The Securities and Futures Commission said it has reduced the amount of time allowed for the application process from 12 months to six, in order to “further enhance the authorisation process” and because of delays caused by applicants in the process.
The new rules will include applicants seeking approval for unit trusts and mutual funds, unlisted structured investment products and real estate investment trusts and investment-linked assurance schemes.
As such, all applications for authorisation of SFC-authorised investment products received on or after 1 January 2014 will be processed according to the following revised timeline:
- If, for any reason, six months have elapsed from the “take-up date” and no authorisation has been granted, the application will lapse. The application fee will not be refunded to the applicant.
- If, for any reason, four months have elapsed from the take-up date and no authorisation has been granted, the SFC will issue a letter reminding and informing the applicant that the application will in general lapse at the expiry of six months from the take-up date.
- Once an application has lapsed, if the applicant wishes to seek authorisation of the SFC-authorised investment products, it shall make a new application, also pay the application fee for the new application and repeat the application procedures.
The new policy will not apply to applications for pooled investment funds which are made pursuant to both the Code on unit trusts and mutual funds and SFC Code on Mandatory Provident Fund products.
Also, existing applications which were received by the SFC before 1 January 2014 will continue to be subject to the current 12-month application lapse policy.
‘Far from optimal’
Interestingly, the SFC said part of the reason it is introducing the new six month process is because of the time it spent waiting for details from applicants.
The City watchdog said of the 111 funds authorised from January to July, only 28% of the total processing time was attributable to the SFC, while 72% was attributable to the applicants.
“This situation is far from optimal,” the regulator said in a statement.
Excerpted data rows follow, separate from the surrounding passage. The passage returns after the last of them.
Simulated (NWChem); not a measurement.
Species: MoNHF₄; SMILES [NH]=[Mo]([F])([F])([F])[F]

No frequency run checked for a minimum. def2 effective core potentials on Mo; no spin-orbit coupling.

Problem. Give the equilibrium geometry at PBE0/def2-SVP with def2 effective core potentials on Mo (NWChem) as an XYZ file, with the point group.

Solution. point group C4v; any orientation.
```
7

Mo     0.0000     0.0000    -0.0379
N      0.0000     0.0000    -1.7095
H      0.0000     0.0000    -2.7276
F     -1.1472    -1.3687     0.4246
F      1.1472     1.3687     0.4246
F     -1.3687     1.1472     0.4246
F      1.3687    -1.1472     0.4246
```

“It could also adversely impact other applicants who are ready and able to launch their products but whose applications could not be processed speedily because the SFC’s resources are taken up by applications that are not ready.
"Importantly, a long processing time discourages potential applicants from obtaining authorisation in Hong Kong, and could damage the reputation of Hong Kong as an international asset management centre."
SFC had introduced a 12-month application lapse policy in June 2010 with a view to weeding out applications where there was no serious intention to proceed.